Five local artists have been selected to create portraits of five Baltimore mayors for permanent display in City Hall.
More than 180 artists sought the commissions after Mayor Brandon Scott announced the Faces of Leadership Mayor’s Portraits Competition earlier this year. The goal was to identify artists to create portraits of five mayors not currently represented in the Hyman Aaron Pressman Room on the second floor of City Hall. The Mayor’s Office issued a Request for Qualifications in January and set February 19 as the deadline for artists to express interest.
In addition to Scott, the mayors who will have their portraits painted are: Bernard “Jack” Young, who served from 2019 to 2020; Catherine Pugh (2016 to 2019); Stephanie Rawlings-Blake (2010 to 2016) and Sheila Dixon (2007 to 2010). The portraits will be displayed alongside other mayoral portraits in the Hyman Aaron Pressman Board Room on the second floor of City Hall, where the Board of Estimates meets.

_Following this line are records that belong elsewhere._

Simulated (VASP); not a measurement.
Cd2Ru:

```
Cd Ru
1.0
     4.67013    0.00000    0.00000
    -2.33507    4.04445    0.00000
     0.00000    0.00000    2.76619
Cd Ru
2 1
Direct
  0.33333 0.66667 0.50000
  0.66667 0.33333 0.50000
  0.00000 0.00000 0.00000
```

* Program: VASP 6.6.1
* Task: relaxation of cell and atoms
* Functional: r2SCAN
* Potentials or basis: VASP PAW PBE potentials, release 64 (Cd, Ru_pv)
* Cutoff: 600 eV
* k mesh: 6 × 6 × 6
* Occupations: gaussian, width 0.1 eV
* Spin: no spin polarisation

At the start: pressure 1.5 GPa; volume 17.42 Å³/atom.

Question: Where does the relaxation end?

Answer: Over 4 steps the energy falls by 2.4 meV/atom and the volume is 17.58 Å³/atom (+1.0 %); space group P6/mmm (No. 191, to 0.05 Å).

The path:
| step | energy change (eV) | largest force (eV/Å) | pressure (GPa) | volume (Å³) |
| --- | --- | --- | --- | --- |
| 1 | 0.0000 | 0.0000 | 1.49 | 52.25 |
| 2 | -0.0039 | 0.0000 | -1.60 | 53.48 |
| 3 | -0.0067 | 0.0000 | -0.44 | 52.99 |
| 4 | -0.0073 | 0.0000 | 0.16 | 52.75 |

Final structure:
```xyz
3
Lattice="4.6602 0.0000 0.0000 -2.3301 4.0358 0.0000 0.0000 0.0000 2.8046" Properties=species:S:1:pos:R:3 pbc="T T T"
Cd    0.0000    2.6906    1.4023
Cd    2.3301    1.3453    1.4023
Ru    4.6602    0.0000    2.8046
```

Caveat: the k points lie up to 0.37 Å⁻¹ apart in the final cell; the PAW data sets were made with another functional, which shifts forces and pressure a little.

The selected artists were announced on Friday on the Midday radio program hosted by Tom Hall on WYPR-FM. They are: Ernest Shaw for Scott; Karen Warshal for Young; Kennedy Ringgold for Pugh; Megan Lewis for Rawlings-Blake, and Andrew Pisacane, also known as Gaia, for Dixon.

The second floor of City Hall has portraits of 27 mayors in the Pressroom room and the anteroom leading to it, with space for more. The first mayor with a portrait is James Calhoun, who served three terms and part of a fourth, from 1794 to 1804. The last mayor with a portrait on display is Martin O’Malley, who was mayor from 1999 to 2007.
According to Tonya Miller Hall, Senior Advisor of Arts and Culture in the Mayor’s Office, the artists were selected after review by a panel of judges that included Cara Ober, founding editor and publisher of Bmore Art, Baltimore’s art and culture publication; artist and curator Jeffrey Kent; former Maryland Institute College of Art president Samuel “Sammy” Hoi; art consultant Jenenne Whitfield; Erika McClammy representing the Comptroller’s Office; and herself.
The list of candidates was narrowed from 180 to 17 finalists. From there, the mayors were asked to look at the finalists’ work and name the top three that they would prefer to have paint their portraits. This phase of the review was a ‘blind’ process, in which the artists’ names were redacted to ensure an impartial selection. In cases where multiple mayors chose the same artist as their top pick, the judges used a lottery system to make the final selection, guaranteeing that five different artists would be chosen.
The competition promised an award of $20,000 per portrait, a figure that’s intended to cover all artist fees, materials and associated costs. The Mayor’s Office is aiming for the five portraits to be completed in six to eight months.
In conjunction with the new portraits, the Mayor’s Office is working with The Peale museum to create a narrative history of the portraits that are currently on display in City Hall.
“The Mayor’s Portraits Competition marks a pivotal moment in Baltimore’s cultural history, heralding a new era of contemporary portraiture,” said Miller Hall. “By showcasing the talents of local artists and honoring the diverse voices and visions of our mayors, this competition not only enriches our cultural landscape but will serve as timeless reflections of leadership, inspiring future generations.”
It was “really thrilling to see what mayors picked what artists” and “how they see themselves in the work that the artists presented” and how they want to be remembered, Miler Hall told Hall. “This work will live in perpetuity, as long as City Hall is there.”
“What’s so significant about this opportunity is giving Baltimore-based artists a leading role in creating our own art history,” Ober said. “Not only is Baltimore investing directly in the careers of some of its most successful portrait artists, but our city is giving visual artists a leading role in a historic form of communication, working directly with the mayors to represent our collective legacy, both politically and culturally.”
The artists “are getting this opportunity to actually shape art history, to shape the way that we view these powerful individuals,” she told Hall.
“These Baltimore-based artists have shown their talent, passion, and dedication to our city by capturing the story of leadership in Baltimore,” Scott said, in a statement. “Their work will live on in City Hall, and help shape Baltimore’s vibrant culture and promising future for generations to come. It is an honor to recognize their contributions through this competition and ensure that their work lives on in our city’s history.”
Miller Hall and Ober said they’re pleased that all of the selected artists are from Baltimore, because the competition wasn’t limited to local artists. “It just really speaks to the talent that we have in Baltimore,” Miller Hall said.
And yet “each portrait will be stylistically distinct,” Ober said. “It’s not going to look like the same person painted all five…The selections that were made are going to give us a beautiful balance and reflection of the richness that we have in the city right now.”